The third AARMA Superpower is  Regulation — helping our children recognise and manage their emotional responses so their Wise Handler Brain can stay in charge.  Calm brains learn best.

The science

When a child (or adult) feels angry, frustrated, or scared, the Guard Dog Brain (amygdala) takes charge. It’s wired to protect, not to think — flooding the body with stress chemicals and temporarily switching off the Wise Handler Brain (prefrontal cortex), which manages reasoning, empathy, and problem-solving.

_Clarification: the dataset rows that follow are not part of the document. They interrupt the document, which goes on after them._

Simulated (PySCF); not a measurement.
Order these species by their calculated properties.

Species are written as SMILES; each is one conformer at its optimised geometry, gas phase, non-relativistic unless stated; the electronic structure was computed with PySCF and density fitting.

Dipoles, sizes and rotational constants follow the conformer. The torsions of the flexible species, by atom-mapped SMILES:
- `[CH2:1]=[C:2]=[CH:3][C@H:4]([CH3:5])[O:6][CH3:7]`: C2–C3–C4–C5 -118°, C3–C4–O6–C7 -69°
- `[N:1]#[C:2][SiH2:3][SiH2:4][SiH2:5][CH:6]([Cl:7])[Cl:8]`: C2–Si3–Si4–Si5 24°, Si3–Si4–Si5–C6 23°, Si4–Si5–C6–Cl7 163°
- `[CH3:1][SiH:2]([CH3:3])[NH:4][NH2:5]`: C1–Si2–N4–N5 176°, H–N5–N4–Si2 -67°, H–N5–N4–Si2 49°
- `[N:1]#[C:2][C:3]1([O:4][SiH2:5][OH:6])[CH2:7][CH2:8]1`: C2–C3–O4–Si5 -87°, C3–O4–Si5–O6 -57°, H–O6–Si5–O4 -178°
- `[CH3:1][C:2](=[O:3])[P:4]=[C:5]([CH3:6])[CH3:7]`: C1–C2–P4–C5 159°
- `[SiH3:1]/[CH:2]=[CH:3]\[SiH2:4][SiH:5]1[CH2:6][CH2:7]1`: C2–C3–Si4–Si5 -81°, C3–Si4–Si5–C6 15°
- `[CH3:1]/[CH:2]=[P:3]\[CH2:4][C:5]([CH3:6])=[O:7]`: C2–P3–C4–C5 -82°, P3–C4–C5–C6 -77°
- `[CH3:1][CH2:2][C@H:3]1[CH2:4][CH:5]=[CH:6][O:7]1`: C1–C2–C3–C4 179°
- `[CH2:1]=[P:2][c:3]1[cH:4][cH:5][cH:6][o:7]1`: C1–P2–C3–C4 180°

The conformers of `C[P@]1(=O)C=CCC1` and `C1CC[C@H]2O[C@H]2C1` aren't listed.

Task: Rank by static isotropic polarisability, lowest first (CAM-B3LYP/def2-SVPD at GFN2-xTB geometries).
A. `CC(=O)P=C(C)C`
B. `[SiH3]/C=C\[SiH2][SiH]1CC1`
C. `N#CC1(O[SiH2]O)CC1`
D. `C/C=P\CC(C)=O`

That’s why we can’t “teach sense” to a child or teen mid-tantrum — their thinking brain is offline.  They’re not refusing to listen; they’re unable to.  Only once the Guard Dog settles can the Wise Handler return to work. That’s why Regulation isn’t about discipline first — it’s about calm first.​

Every time a child learns to pause, breathe, or take space before reacting, they’re strengthening the brain pathways that help them manage emotions in the future.

Our job as the big humans

Our job is to lend our calm until our little humans can find their own.  That’s called co-regulation — when a caring adult’s steady presence helps a child’s nervous system settle.  Regulation is not about getting children to suppress their emotions — it’s about helping them to learn to handle them wisely.  We want our children to notice, accept and feel all their feelings, but also to know how to steer and regulate them safely.​

By teaching calm strategies, we’re not “fixing” behaviour; we’re helping children build the internal tools to manage stress and stay in control — now and into adulthood. It’s slow work, but every small moment of calm under pressure is a huge win for the developing brain.  Regulation starts with us — because our calm is contagious.

Regulation

A calm brain is a productive brain.  When emotions run high, the Guard Dog Brain barks, taking over the controls. Regulation teaches kids to soothe that Guard Dog, regain balance, and make wiser choices — a life skill that underpins learning, relationships, and resilience.​

The Guard Dog brain and the Wise Handler literally cannot operate at the same time.  It’s like a see-saw in the brain. It’s one or the other, and the Guard Dog always gets the first look as it’s the protection mechanism and it has to bark ‘just in case’ there is a threat or danger.

Tips for educators, parents and carers

  • Practice your own self-regulation when you are upset:  take slow breaths, lower your voice, soften your tone.  If you lose your cool, apologise.  Show what calming down looks like.​
  • Begin lessons or routines with a 2-minute calm-down ritual — breathing, stretching, or quiet focus.​
  • When emotions run high, pause the conversation rather than push through. “I can see you are really upset.  Let’s take a moment together.”​
  • Name what you notice: “Your Guard Dog is barking — let’s calm it before we talk.”​
  • Keep your tone low, slow and even — your calm tells their brain it’s safe.​
  • Celebrate recovery moments: “You calmed down quickly — that’s your Wise Handler getting stronger!”